Safety drills meet administration’s standards


Matthew Berry

Students evacuate the building during a fire drill that occurred April 6 at 10:21am. This drill was a success, Associate Principal Jerry Stratton said, with an evacuation time of 2:47.

Matthew Berry, Staff writer

Each year, school districts are required to have safety drills to ensure that students and teachers know where to go in case of emergency. Despite what seems to be loose standards set by the state, school administrators and teachers take these drills very seriously. However, there have been some concerns of organization.

Schools in Iowa are required to have two drills of each type of emergency. These include include fire, tornado and intruder/lockdown drills each semester, to associate principal Jerry Stratton said. The requirements of the drills, as far as the state is concerned, ends there. Stratton mentioned that state regulations do not require the drills to be completed in a certain amount of time. In other words, there is no real pass or fail for drills set by the state.

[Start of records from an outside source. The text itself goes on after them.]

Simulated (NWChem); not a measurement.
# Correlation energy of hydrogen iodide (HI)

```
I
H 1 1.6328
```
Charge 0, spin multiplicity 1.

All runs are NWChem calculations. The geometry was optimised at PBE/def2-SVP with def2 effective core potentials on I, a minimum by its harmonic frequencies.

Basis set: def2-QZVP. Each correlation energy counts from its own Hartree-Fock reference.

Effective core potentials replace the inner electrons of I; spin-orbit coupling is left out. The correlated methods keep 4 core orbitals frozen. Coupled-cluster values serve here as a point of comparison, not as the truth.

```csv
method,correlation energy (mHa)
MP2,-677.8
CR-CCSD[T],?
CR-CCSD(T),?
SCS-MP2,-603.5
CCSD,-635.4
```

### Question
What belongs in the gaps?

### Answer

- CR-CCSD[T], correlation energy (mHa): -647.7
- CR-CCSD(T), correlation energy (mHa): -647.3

Even with the seemingly loose regulations, Stratton holds high standards for the high school. One of the things done by administration is recording times. This idea that districts have to hold accountability was stressed by Stratton, stating that whatever problems occur should be discussed and corrected. “If we had a drill that takes 10 minutes, we are failing miserably,” Stratton said. If that were to happen the school would not necessarily do a drill over, but discuss with teachers of what went wrong, and how to correct it.

Times of drills are not the only thing that administration looks at. “I remember my first year here, and [during a lock down drill] I did not have my door locked,” English teacher Elizabeth Johnson said. “At the next faculty meeting we basically got our hands slapped. [Administration] said that we did not do this right, and we basically lost the lives of our students.”

Johnson sees some small problems with certain drills, such as not being sure where there supposed to go every time. “The last torando drill I was in the LMC, and I had no idea where to go,” Johnson said.

Senior Alexandra May had a similar issue. “The last tornado drill, I had P.E. that period, and no one told us were to go, so there were just bunch of kids sitting in the gym,” May said. The teacher at the time was not in the class yet. “Mr. Stratton opened the door and told us to go to the boys locker room,” she said.

Another problem that Johnson said she has is how seriously students take it. “It’s hard to practice something with so much terror and confusion,” she said.

Johnson, who used to work with Chicago Public Schools, said that drills are far more effective here than in Chicago. “I have no faith that the drills we had in Chicago would help our survival,” she said.

Overall, people have few objections to how the drills are done. Stratton said that the tornado drill held March 24, fire drill held April 6 and the lockdown drill April 10 were made in a reasonable amount of time.